Speaking of resilience, it is interesting to consider three episodes after which our economy did rebound (see chart 2). The first one is Claudette which smashed us into a depression (a deep recession) as from the last week of 1979 and wiped out two years of economic progress. Although real GDP collapsed by more than 10% we rebounded the following year with a 5.3% growth. The second is how a lack of planning caused a ‘drought’ to halve growth to 2.6% in 1999 before the economy surged ahead the following year with a growth rate exceeding 8% for the last time – now we don’t even have a ministry of plan and it shows. The third and final episode is when the textile industry rebounded after shedding about twenty thousand jobs in two short years. It is important to note that all three cases happened under a regime of progressive taxation. This is kind of obvious as we know that our welfare state keeps about one-third of us out of poverty and is therefore a very important source of resilience that our progressive taxation system used to make sustainable. Passionately tamper with progressive taxation like Sithanen did and you can kiss resilience goodbye

3. We’ll get the promised 8% growth rates once the Great Recession ends. This didn’t happen either. As chart 3 illustrates it’s been 10 years since the GR ended and still no trace of average 8% growth. In fact we’ve had eight consecutive years of growth below 4% or half the target. That’s basically an L-shaped growth recession by our standards and at our stage of development. But this was expected after Sithanen killed savings (he’s now worried about low savings), broke the economy, created serious structural problems (he’s been worried about that for ages), hatched double-digit inflation, depreciated our rupee, crafted a controversial stimulus package and created massive inequality (guess what? that’s another of his worries). And because his successors stuck with these trickle-down policies. Please note that we haven’t even spoken about the controversial hire-fire laws and the elimination of the TCSB.

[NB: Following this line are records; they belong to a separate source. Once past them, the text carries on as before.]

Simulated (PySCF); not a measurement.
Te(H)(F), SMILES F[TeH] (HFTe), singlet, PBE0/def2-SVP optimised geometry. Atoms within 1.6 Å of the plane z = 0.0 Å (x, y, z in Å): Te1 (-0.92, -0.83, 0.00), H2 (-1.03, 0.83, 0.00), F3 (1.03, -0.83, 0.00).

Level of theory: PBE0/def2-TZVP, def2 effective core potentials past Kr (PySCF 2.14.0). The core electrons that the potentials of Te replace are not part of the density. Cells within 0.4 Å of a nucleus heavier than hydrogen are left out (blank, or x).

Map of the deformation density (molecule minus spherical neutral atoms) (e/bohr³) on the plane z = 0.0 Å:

4. Increasing income and corporate taxes will reduce growth. It won’t. On the contrary this will help put the right dynamics back in place especially if they are accompanied by adding progressiveness in the VAT structure. They will for example help prevent Fond du Sac from getting flooded for a fourth consecutive year and hopefully get rid of the rodents in one school there. It’s good to note that in January the suggestion of newly-minted US congresswoman Alexandria Ocasio-Cortez (AOC) to tax annual incomes higher than USD10 million in America at 70% was raised in Davos – they are currently at 37% – and Michael Dell of Dell Technologies responded that he’s more comfortable giving money to his foundation than giving it to government through taxes and that higher tax rates would not help growth. Prompted to explain his point he challenged the moderator to name just one country where taxes this high had ever helped growth. The answer came instantly from fellow panelist MIT’s Erik Brynjolfsson: the United States! He mentioned that between about the 1930s to the 1960s the average tax rate was 70% with a peak of 95% and that these were good years for American economic growth. He could have used Mauritius and Scandinavia too.

Similar fears were raised in 1992 when Bill Clinton campaigned to increase taxes on the rich to reduce the deficit and get out of the growth slump that trickle-down economics had dumped the US economy in. Clinton raised taxes and ended up presiding over the longest economic expansion in US history with a 3.8% average growth – same as ours for last ten years but theirs is in US$. You don’t want to compute ours in USD especially not in the first quarter of 2015. Unless you want to feel depressed. What you want check instead is the tax rates in OECD countries. It’s also quite an irony for Ramgoolam to have borrowed the ‘Putting People First’ slogan from the Clinton 1992 campaign playbook in 2005 and then to sponsor very regressive tax cuts which have thrown us into a growth recession.